Filet of char / red beets / buttermilk

Serves 4 people

Char
2 chars, each weighing 400 g
salt
white pepper, from peppermill
Fleur de Sel
400 ml olive oil, to confit
4 leaves of basil
1 twig of thyme
fresh horseradish root
chives
40 g char caviar

Pickled red beet
250 g boiled and cut up red beets
50 ml water
15 ml cider vinegar
20 g onions, chopped
1/2 garlic clove
1 bay leaf
1/2 tsp cumin
1/2 tsp coriander
2 black peppercorns
20 ml olive oil
10 ml walnut oil
salt

Fermented horseradish
200 g horseradish
2 tbsp sourcream
salt
pepper from the peppermill

Cold sweet buttermilk soup
50 g buttermilk
50 g cream
50 g natural yogurt
1/2 clove of garlic
salt
pepper from the peppermill
2 leaves of basil
10 ml mild olive oil
1 splash of lemon juice

Almond crumbs
1 tbsp roasted flaked almonds
1 tsp white bread, diced (toast)

Furthermore
sorrel
nasturtium
black radish, julienned
thinly sliced radishes
grated Schüttelbrot

Instructions

Char
Clean the chars, wash them, fillet them, use fish tweezers to free them from bones and peel off the skin.

Pickled red beets
Boil the water, cider vinegar, onions, garlic, bay leaf, cumin, coriander, peppercorns and salt and then let it sit for 10 min. Strain the liquid and then place the sliced red beets into it. Refine with olive oil and walnut oil. Marinate for at least 10 minutes.

Fermented horseradish
Grate the horseradish and mix it with sour cream, then spice it with salt and pepper. Transfer into a container with a lid and let it ferment in your fridge for about 3 weeks.

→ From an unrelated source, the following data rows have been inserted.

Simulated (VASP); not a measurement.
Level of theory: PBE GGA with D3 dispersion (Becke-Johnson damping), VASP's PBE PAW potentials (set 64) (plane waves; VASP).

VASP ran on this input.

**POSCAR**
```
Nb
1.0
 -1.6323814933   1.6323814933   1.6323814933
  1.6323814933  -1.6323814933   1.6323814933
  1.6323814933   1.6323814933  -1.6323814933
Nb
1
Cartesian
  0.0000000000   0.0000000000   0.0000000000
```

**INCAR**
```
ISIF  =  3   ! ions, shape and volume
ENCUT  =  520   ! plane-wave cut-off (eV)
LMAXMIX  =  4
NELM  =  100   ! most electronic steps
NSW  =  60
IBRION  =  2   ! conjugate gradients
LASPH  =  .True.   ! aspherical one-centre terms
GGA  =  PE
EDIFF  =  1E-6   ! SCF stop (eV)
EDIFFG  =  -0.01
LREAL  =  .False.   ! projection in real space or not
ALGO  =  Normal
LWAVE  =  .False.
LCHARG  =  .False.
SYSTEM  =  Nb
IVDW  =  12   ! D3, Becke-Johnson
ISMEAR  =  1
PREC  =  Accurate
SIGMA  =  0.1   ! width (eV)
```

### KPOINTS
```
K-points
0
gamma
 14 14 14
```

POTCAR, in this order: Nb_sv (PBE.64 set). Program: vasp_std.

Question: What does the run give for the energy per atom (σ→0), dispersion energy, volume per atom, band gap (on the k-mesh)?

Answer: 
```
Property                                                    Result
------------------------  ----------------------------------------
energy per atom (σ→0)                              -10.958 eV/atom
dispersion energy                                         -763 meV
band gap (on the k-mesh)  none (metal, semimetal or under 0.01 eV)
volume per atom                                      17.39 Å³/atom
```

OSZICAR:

Cold sweet buttermilk soup
Mix the buttermilk, cream, yogurt, salt and pepper. Add the garlic clove and the basil leaves and let them sit for about half an hour. Refine with olive oil and lemon juice.

Almond crumbs
Roast the dices of white bread in a pan and then chop it up with the flaked almonds.

Final steps
Heat the olive oil in a flat pan to 70 degrees. Add basil and thyme. Add the char filets and let them confit for about 10 to 15 minutes. Remove the chars from the oil and place them on crepe paper. Spice them with Fleur de Sel, grated horseradish, chives and add the char caviar. Place the sweet cold buttermilk soup on a pre-heated plate and then place the char filets on top. Add the marinated red beets and fermented horseradish to the plate. Arrange on the plate with sorrel, nasturtium, black radish and thinly sliced radishes. Serve with the almond crumbs and grated Schüttelbrot.

Tip

Instead of the char you can also use trout, zander, salmon or turbot.